Over-reliant on foreign investment to balance its books, Turkey is facing an investor retreat in the face of political instability. The long-term solution is a big expansion of domestic investment of untapped savings, but the instability is slowing this too.

Turkey’s worst-ever mining disaster, which last month killed over 300 people trapped underground by an explosion, has shaken more than the community in the western city of Soma where it happened. 

Followed by street protests in large cities, it has served as a stark reminder that the government, generally praised for its stellar performance over the past decade, still has a lot of work to do to put the country on a solid development path. 

Faced first with local elections in March, then with a presidential vote in August and, next year, with parliamentary polls, prime minister Recep Tayyip Erdogan has become more and more populist, to the rising concern of foreign investors.

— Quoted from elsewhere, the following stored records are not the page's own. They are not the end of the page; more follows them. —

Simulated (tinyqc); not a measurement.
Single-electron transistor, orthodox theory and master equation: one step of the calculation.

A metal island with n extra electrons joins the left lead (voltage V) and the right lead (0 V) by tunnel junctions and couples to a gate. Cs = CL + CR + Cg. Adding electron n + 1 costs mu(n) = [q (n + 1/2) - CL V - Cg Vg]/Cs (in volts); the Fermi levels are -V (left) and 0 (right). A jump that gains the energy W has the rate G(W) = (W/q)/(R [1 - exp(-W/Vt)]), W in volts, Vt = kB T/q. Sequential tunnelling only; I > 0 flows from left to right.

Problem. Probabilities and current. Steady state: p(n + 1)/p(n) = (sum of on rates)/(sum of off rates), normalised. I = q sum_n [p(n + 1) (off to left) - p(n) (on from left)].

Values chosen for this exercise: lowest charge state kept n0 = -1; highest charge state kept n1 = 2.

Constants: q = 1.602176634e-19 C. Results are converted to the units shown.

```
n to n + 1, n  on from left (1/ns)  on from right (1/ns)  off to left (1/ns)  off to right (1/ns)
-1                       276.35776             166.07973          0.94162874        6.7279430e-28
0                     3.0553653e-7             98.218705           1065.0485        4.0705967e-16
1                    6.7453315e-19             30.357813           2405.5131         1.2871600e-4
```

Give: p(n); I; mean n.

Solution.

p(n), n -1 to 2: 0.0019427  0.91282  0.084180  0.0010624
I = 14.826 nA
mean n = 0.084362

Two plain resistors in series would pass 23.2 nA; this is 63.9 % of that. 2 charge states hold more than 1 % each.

It started a year ago with the brutal crackdown on protesters in Istanbul’s Gezi Park, in which five people were killed and around 8,000 injured. Then, following a corruption investigation into members of Erdogan’s ruling Justice and Development Party (AKP) late last year, the government moved from their posts thousands of police officers and hundreds of prosecutors. 

Mining Turkey Soma envelope
A relative of a miner who was killed or injured in a mine explosion reacts as rescuers work in Soma

In February, the Turkish parliament passed legislation enabling the blocking of any website without the need for a court order and forcing internet providers to store data on users for two years and share it with the government upon request.